Isomorph theory prediction for the dielectric loss variation along an isochrone

TL;DR

This study tests isomorph theory predictions for dielectric loss variation in a van der Waals liquid by measuring dielectric relaxation at various states, confirming the theory's invariance predictions with high reproducibility.

Contribution

It derives a specific isomorph-invariant scaling law for dielectric loss and experimentally verifies it in 5-phenyl-4-ether across a wide range of thermodynamic states.

Findings

Good agreement between predicted and measured dielectric loss data.

Dielectric loss amplitude reproducible within ±0.1%.
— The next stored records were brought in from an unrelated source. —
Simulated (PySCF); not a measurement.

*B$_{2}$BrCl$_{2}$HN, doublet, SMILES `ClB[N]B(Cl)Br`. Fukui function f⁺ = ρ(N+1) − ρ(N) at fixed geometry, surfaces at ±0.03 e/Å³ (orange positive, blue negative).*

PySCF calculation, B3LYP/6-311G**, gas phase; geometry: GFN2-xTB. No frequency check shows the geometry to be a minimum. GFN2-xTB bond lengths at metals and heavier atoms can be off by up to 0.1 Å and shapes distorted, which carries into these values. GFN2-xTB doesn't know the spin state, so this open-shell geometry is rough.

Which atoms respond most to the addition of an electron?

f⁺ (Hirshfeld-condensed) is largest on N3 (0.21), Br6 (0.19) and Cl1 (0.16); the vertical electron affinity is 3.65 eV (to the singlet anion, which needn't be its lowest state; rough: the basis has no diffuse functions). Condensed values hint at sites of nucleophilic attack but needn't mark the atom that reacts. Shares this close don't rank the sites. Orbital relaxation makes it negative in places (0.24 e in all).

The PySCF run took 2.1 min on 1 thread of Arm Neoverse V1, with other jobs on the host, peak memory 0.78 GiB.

Capacitance stability within ±0.3% across measurements.

Abstract

This paper derives a prediction for the variation of the amplitude of the dielectric loss from isomorph theory, and presents an experimental test of the prediction performed by measuring the dielectric-relaxation behavior of the van der Waals liquid 5-phenyl-4-ether (5PPE). The liquid is studied at isochronal states in the temperature range $266-333$ K and pressure range $0.1-300$ MPa, for relaxation times around $10^{-3}$ s and $10^{-4}$ s. From the isomorph statement that there is structural and dynamic invariance of isomorph states in reduced units for Roskilde simple liquids we derive four equivalent isomorph-invariant terms, one of which is used in analyzing our data. It is the frequency-dependent term $\chi_{e}(f) \rho^{\gamma-1}$, with electric susceptibility $\chi_{e}$, density $\rho$, and density-scaling factor $\gamma$. Due to the unique design of our experimental setup, we obtain dielectric loss data where the amplitude is reproducible $\pm 0.1 \%$. We moreover find that the empty capacitance of the capacitor cell is stable within $\pm 0.3 \%$ in our measuring range and can be assumed to be constant. Using this we predict for two isomorph states there is $-C_{2}"(f)= -C_{1}"(f) \left(\rho_1 / \rho_2 \right)^{\gamma-1}$ to scale the negative imaginary capacitance, where $C_{1}$ is the capacitance measurement at ambient pressure and $C_{2}$ is the predicted capacitance at elevated pressure. We visually compare the predicted and measured plots and there is good match between the two plots among the 42 pairs of isochronal states from the measurement.